View articles in the go-codec
series, source at http://github.com/ugorji/go
go-codec
supports compile-time generation of encoders and decoders for named types,
which does not incur the overhead of reflection in the typical case,
giving 40% to 100% performance improvement over the idiomatic runtime introspection mode.
Idiomatic encoding and decoding types within go typically relies on the reflection capabilities of the go runtime. This affords flexible performance without the need for a pre-compilation step; the go types contain all the information needed and the runtime exposes the full types via reflection. However, introspecting the runtime to get this information has a noticeable overhead, which can be eliminated by a pre-compilation/code-generation step.
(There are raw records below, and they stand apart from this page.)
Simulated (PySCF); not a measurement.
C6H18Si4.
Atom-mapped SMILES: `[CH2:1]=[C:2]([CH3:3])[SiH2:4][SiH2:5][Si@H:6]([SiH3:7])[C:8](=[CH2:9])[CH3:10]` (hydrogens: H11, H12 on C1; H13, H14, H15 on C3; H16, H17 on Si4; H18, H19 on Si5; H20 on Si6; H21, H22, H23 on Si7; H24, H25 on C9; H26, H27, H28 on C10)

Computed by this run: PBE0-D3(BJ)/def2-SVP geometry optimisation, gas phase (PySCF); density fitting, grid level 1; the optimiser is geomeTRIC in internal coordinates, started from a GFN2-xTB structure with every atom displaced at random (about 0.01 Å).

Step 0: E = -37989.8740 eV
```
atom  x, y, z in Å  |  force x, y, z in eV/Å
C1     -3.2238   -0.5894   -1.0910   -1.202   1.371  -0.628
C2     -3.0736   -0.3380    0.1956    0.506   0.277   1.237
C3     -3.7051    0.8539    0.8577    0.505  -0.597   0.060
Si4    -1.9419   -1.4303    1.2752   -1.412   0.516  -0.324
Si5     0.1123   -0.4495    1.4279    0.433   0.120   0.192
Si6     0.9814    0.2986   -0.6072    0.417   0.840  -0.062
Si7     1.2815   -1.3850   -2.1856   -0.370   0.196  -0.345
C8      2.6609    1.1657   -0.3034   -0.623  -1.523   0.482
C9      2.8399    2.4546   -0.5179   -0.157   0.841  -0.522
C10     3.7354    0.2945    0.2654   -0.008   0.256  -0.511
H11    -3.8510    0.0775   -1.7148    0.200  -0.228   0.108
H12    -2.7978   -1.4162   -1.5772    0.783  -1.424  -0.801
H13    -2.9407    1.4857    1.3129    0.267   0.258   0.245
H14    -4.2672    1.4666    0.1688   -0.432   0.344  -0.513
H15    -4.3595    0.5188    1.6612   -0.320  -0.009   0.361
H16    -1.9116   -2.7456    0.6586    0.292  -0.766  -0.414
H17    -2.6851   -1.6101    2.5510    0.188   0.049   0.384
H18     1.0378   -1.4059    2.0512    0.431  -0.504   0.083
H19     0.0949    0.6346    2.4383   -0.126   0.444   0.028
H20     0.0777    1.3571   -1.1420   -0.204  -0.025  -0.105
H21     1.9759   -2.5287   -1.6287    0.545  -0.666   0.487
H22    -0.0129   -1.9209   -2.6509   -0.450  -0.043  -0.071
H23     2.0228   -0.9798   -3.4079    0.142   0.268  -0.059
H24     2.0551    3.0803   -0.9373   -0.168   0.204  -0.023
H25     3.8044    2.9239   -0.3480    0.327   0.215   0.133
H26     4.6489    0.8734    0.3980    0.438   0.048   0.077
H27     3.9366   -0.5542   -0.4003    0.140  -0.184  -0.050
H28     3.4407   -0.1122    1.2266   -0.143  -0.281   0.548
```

To eliminate that overhead, a pre-compilation step must be done to create the code
which would have been inferred at runtime.
This is why Protocol Buffers, Avro, etc have better performance than runtime-based systems.
go-codec
now provides the same capabilities, with the accompanying 2X-20X performance improvement
depending on the size and structure of the named type.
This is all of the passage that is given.